On February 1, Indiana became a Right-to-Work state when Governor Mitch Daniels (left) signed the bill the day after it passed the Indiana House of Representatives. This event is but the latest chapter in a political power shift that began with the 2010 state legislative elections. The consequences of this shift have been particularly evident in Wisconsin, and now Indiana has taken a similarly significant change of direction. A consequence of the Republican Party landslide in the 2010 elections was a dramatic shift of power in the state governments. The 50 states have 99 legislative chambers and 98 partisan legislative chambers (Nebraska has a nonpartisan and unicameral legislature). The 2010 election shifted 21 of these 98 chambers from Democrat to Republican and two chambers from Democrat control to partisan ties.

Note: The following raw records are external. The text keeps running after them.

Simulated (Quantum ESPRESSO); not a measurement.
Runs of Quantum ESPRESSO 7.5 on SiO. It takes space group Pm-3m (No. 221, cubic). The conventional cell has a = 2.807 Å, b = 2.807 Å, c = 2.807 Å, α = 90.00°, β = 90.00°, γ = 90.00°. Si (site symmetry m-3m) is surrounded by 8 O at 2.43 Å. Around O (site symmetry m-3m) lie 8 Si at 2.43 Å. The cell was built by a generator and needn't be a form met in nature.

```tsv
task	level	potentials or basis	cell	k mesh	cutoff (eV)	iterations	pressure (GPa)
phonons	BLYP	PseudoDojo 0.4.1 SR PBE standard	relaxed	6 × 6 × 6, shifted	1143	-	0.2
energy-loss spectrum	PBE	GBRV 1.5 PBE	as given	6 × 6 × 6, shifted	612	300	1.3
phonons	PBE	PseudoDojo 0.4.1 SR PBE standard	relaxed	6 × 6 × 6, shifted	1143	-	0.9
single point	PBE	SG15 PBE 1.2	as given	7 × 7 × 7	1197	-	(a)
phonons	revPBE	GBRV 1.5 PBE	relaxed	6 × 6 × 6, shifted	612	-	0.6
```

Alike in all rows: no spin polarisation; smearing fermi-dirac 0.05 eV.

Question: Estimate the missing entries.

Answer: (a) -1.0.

This gain in state legislative power was complemented by Republicans capturing governorships. Pennsylvania, Ohio, Michigan, Wisconsin, and Iowa were among the states which went from a Democrat to a Republican Governor. Before 2010, Democrats controlled both houses of the state legislature in Wisconsin, Iowa, and Minnesota and one house of the bicameral legislatures of Pennsylvania, Ohio, Michigan, and Indiana.
Those Great Lake states have historically been bastions of organized labor. Not coincidentally, these states have also been closely tied to the Democrat Party. After 2010, Wisconsin went from being entirely controlled by the Democrat Party to being entirely controlled by the Republican Party. Governor Scott Walker sought to limit the hemorrhaging of tax dollars on account of the vast benefit cost of public-employee collective bargaining agreements.
The story of what happened is now familiar. Unions descended on Madison in an attempt to intimidate state legislators. Democrat legislators fled to Illinois to keep Republicans from having the required quorum to pass laws affecting the budget. The typically routine judicial retention election of Judge David Prosser was bitterly fought to put in his place a candidate believed sympathetic to labor. Recall elections for Republican state senators were fought in an effort to shift control of the state legislature back to Democrats. All these efforts by Democrats failed. Governor Walker himself will face a recall effort this spring. The tenacity of Democrats defending the power of labor unions in Wisconsin suggests that the policy battle over the prerogatives of unions, especially public-employee unions, is considered a life or death matter.
Indiana, like Wisconsin, is a medium-sized Great Lake state with a more industrial economy than most states and with strong organized labor. Like virtually all states of the Northeast and Great Lakes, Indiana has opted under the Taft-Hartley Act to reject “Right-to-Work.” This means that in any workplace in which 51 percent of the employees vote to have a union, the other 49 percent must either belong to the union or, at a minimum, pay union dues without actually belonging to the union. There is a provision for workers to have only part of their wages tapped for dues, and to allow them to keep the portion unions devote to political activity, but the process is complex and difficult.
Aside from the dues, which historically have gone directly into political campaigns, workers in union shops or in closed shops (the two forms allowed in states which have rejected Right-to-Work), these employees who do not want a union are bound by whatever contract the union negotiates with management. This “collective bargaining” is intended to protect workers from management bullying, but the National Right to Work Foundation has given numerous examples of unions bullying their members.
Before 2010, Democrats in the Indiana House had a 52 to 48 majority, but after the election Republicans had a 59 to 40 majority. The Indiana Senate had been controlled by Republicans prior to 2010, but the margin increased from 33 to 17 to 37 to 13. Even so, Democrats in the Indiana House delayed action on the bill several times by sitting out and preventing a quorum, but on February 1, Indiana became a Right-to-Work state when — as was noted above — Governor Daniels signed the bill the day after it passed the Indiana House of Representatives.
The last state to adopt Right-to-Work was Oklahoma in 2001. Today, New Jersey, Missouri, West Virginia, Maryland, and New Hampshire are all actively considering Right-to-Work laws. Other states which now have Republican governors and state legislatures — Michigan, Ohio, and Pennsylvania — have also pondered this change.
Politically, the success of Wisconsin Republicans in surviving the wave of assaults against the bill to limit collective bargaining for public-employee benefits doubtless emboldened Indiana Republicans. Will the newest Right-to-Work state in turn inspire other state governments to adopt Right-to-Work? As unemployment and underemployment remain grave problems for millions of Americans, just getting fulltime employment may seem much more important that the particular pay and benefit package of the job. How much that matters we will find out as the Right-to-Work battles are fought this year.